The net increase in cash and cash equivalents amounted to $1,812,314 for the nine months ended August 31, 2003 compared to $126,172 for the nine months ended August 31, 2002. The net decrease in cash and cash equivalents amounted to $249,651 for the three months ended August 31, 2003 compared to an increase of $461,865 for the three months ended August 31, 2002.
Because of the recent fluctuations in the value of the U.S. dollar relative to the Canadian dollar, the Company has adopted the policy of hedging known and certain future foreign currency cash flows. The adoption of this policy resulted in the Company reporting a foreign exchange loss of $320 for the three months ended August 31, 2003.
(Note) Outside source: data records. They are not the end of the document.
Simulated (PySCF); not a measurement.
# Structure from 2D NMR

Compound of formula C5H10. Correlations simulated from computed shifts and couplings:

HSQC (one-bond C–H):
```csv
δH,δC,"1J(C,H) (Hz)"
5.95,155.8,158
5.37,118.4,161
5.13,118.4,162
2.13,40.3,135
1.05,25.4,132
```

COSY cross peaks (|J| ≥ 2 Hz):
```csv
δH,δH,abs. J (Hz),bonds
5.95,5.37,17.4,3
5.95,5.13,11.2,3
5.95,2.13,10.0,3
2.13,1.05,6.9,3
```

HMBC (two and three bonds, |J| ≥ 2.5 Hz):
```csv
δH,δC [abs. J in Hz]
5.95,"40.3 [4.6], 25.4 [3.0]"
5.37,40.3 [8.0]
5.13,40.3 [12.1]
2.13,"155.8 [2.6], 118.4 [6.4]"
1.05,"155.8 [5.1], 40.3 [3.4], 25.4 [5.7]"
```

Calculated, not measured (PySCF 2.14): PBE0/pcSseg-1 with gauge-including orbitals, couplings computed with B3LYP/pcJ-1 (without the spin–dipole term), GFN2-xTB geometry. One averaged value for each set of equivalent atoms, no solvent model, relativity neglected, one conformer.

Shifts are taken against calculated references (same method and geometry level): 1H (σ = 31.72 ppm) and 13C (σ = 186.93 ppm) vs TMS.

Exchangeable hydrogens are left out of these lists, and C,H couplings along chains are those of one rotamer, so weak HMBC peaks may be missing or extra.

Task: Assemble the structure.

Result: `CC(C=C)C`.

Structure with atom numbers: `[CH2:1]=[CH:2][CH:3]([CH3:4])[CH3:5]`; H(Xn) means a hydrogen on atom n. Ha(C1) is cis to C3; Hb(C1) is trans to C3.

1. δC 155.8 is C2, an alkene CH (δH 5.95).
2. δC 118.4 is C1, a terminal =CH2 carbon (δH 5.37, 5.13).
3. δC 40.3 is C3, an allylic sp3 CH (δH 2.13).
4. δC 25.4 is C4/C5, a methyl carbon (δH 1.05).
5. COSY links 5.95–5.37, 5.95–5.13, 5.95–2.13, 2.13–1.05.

The Company’s current ratio increased to 3.6:1 at August 31, 2003 compared to 2.0:1 at November 30, 2002.
Backlog
Total backlog as at August 31, 2003 is $3.9 million compared to $6.1 million at November 30, 2002. Total backlog is the total of the firm and option backlogs. Firm backlog consists of firm, fixed, signed orders issued to the Company and executable by the Company subsequent to the balance sheet date. Firm backlog as at August 31, 2003 was at $1.2 million compared to $3.7 million at November 30, 2002 and $5.8 million at August 31, 2002. The high firm backlog balance at August 31, 2002 was the result of two substantially incomplete major contracts, one with the Royal Danish Navy and the other with the Canadian Department of National Defence awarded to the Company in the last half of FY2001. Option backlog consists of unexercised contract options at the balance sheet date and indefinite-quantity contracts executable by the Company subsequent to the balance sheet date. Option backlog as at August 31, 2003 was at $2.7 million compared to $2.4 million at November 30, 2002.
The timing of the awarding of major contracts to the Company can significantly impact the Company’s total backlog position. Historically, major contracts that have been awarded to the Company have taken up to three years to finalize with the contracting process involving lengthy discussions and negotiations with several groups of people within the prospective customer’s organization. The Company has continually pursued and will continue to pursue major contracts and as a result there could be large variations in its total backlog position from one fiscal quarter to another.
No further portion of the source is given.